Often, the toughest battles girls and women who want to play baseball face aren’t against opposing batters, but stereotypes. One reason Greenwood initially didn’t think college baseball was an option is that she—like many other girls—was pressured to play softball instead.

“Even when I was a little kid, people pushed me to switch over,” Greenwood says. “People would say, ‘You won’t be able to play baseball in high school. There are no opportunities for girls to play baseball in college.’ ”

Lyszczyk played both baseball and softball until middle school, when she decided to put all her focus into baseball. She believes girls are pressured to go into softball and stay away from baseball because of social norms, as well as the challenges players can face being the only girl on a team.

“We’re taught that girls play softball and guys play baseball,” Lyszczyk says. “My mom assumed that I wanted to play with the girls, so she put me in softball. Some girls love baseball and don’t want to play softball, but they also don’t want to play in a super-male environment. A lot of times girls switch over to softball because they don’t feel comfortable with the guys or feel intimidated by them. But you shouldn’t have to switch to softball. Baseball and softball are two very different games.”
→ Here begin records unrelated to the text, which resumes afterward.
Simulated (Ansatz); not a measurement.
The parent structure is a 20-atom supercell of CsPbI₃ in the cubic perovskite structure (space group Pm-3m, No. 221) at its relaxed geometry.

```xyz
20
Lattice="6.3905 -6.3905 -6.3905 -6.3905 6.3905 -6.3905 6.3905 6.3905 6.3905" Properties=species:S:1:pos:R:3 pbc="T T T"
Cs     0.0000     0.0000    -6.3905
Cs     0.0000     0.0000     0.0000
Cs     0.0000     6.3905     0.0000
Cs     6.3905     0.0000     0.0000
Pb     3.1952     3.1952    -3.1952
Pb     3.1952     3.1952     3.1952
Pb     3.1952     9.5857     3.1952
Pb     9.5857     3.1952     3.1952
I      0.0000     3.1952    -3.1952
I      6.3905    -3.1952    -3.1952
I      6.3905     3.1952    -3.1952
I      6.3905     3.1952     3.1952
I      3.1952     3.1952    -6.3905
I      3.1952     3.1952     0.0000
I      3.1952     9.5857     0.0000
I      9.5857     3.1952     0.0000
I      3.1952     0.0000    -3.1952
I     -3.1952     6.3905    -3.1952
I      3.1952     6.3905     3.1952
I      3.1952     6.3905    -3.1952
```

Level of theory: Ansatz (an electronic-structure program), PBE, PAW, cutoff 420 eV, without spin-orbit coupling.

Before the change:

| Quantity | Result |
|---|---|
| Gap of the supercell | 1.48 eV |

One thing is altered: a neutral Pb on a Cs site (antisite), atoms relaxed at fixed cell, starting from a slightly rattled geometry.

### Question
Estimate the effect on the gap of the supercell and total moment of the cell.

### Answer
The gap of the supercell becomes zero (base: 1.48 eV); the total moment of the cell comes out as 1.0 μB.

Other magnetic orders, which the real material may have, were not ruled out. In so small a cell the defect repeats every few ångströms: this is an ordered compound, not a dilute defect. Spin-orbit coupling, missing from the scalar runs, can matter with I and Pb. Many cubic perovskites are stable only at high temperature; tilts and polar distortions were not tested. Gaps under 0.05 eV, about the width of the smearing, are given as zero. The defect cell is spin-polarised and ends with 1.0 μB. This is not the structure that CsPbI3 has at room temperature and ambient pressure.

When she arrived at Truman College, Rivera inquired about the school’s baseball tryouts. She was given the name of the coach and directions to the site of the tryouts—but when she arrived at the field she realized that they had sent her to softball tryouts instead. When Gauci, who grew up in Australia, started looking at schools in the United States where she could potentially play baseball, the recruiting services she contacted refused to send out her baseball profile and only offered to help her get scouted for softball.

“The softball coach at my high school told me I was going to have to switch to softball at some point, especially if I wanted to play in America,” Gauci says. “Even now, some people ask me if I’m interested in switching to softball and mention that there would be a lot more scholarship money for me in softball. The money and getting to play at a Division I school entices me, but I am so passionate about baseball and I love it so much that if I played softball at a Division I school I would just be mad that I’m not on the baseball team.”

Pioneers paved the way

The first woman to play NCAA baseball was Julie Crouteau, who made the St. Mary’s College of Maryland roster as a freshman walk-on in 1989. Since then, 15 other women have followed in her footsteps. Jodi Haller was the first woman to pitch in a college game, for St. Vincent College in Latrobe, Pa., in 1991, and then the first woman college player in Japan’s history when she suited up for Tokyo’s Meiji University in 1996. Erin Marks played outfield for Oberlin College in 1994. Ila Borders became the first woman pitcher to start a men’s NCAA or NAIA college baseball game, playing for Southern California College from 1994-96 before transferring to Whittier College for the 1997 season. Molly McKesson earned a partial baseball scholarship to Division II Christian Brothers University in Memphis, Tenn., where she pitched from 2005-08.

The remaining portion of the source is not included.